This week was marked by two important news stories that will could have far-reaching consequences on our country: Perussuomalaiset (PS) MP James Hirvisaari’s expulsion from the anti-immigration and anti-EU party, and positive words about immigration by Interior Minister Päivi Räsänen.
Verkkouutiset is published by the National Coalition Party. See full story here.
While the first news about Hirvisaari dominated this week’s headlines, it was interesting to note how this far-right anti-immigration MP has been turned into a scapegoat by Timo Soini and his party.
Hirvisaari was sacked because he took a picture of his guest, Seppo Lehto, making a Nazi salute in parliament. It wasn’t because of his conviction for ethnic agitation or for all the racist and far-right statements he’s made in the past. Moreover, we shouldn’t forget that Soini accepted Hirvisaari’s candidacy (and his anti-immigration rhetoric and lunacy).
Even if the PS wants to convince us that “its racism problem is over,” think twice because it is far from over. With or without Hirvisaari, the PS continues to be an anti-immigration and especially anti-Islam party that aims to keep Finland white at all costs.

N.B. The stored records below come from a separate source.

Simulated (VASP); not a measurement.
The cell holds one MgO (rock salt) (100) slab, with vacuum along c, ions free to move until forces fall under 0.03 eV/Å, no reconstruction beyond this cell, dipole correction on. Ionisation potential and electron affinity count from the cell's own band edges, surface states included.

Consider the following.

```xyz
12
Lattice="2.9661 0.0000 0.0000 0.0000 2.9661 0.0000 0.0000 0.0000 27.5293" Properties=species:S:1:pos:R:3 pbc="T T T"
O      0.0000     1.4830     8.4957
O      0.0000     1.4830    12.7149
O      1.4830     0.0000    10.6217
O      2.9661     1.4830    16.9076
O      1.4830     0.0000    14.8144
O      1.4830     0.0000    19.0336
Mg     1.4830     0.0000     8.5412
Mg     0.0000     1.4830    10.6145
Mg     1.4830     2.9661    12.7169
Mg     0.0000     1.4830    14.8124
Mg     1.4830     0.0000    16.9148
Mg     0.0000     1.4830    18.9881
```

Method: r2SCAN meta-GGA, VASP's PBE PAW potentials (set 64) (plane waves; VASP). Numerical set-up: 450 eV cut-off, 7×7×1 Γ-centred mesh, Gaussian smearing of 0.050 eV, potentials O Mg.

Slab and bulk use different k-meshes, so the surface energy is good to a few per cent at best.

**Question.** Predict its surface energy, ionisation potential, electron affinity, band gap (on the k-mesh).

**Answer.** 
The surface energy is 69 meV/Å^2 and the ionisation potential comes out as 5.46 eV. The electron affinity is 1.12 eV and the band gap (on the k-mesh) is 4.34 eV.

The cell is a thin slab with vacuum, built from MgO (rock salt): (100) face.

You don’t have to look too far in the PS to find the likes of Jussi Halla-aho, Olli Immonen, Juho Eerola, Vesa-Matti Saarakkala, Riikka Slunga-Poutsalo and a long list of others to understand that the party’s racism problem is still a festering issue.
The expulsion of one far-right anti-immigration hothead like Hirvisaari is not enough. We need leadership and a shift in attitudes and values that will help Finland steer a new course on the intolerance front.
The second important piece of news this week was by Interior Minister Räsänen, who is no friend of gays, immigrants and immigration. She did, however, speak in a positive manner of the important role that Finland’s immigrants should be allowed play in this country’s development in this century.
The main point Räsänen made was that immigrants bring more money than take from society. Contrary to what politicians like Hirvisaari say, immigrants foster economic growth.
”Taking advantage of the skills of immigrants is vital to Finland’s well being,” she was quoted as saying on Verkkouutiset. ”Those that come [to Finland] from elsewhere should be seen as involved and active participants [in society]…”
If immigration is an important pillar of economic growth for many countries, why do some still believe that it is an economic and social burden? Why does the interior ministry have to tell us something so obvious, that immigration fosters economic growth?
The answer is simple: Because the debate on immigration, immigrants and our ever-growing cultural diversity has been hijacked by the likes of politicians like Hirvisaari and others thanks to our silence. We are still taught at schools and at home that foreigners are a threat and should be eyed with suspicion.
Taking into account our aging population and the social and economic deterioration we face as a nation in this century if we persist to believe our urban tales about immigrants, it would be suicidal today not to challenge intolerance, prejudice and racism in Finland.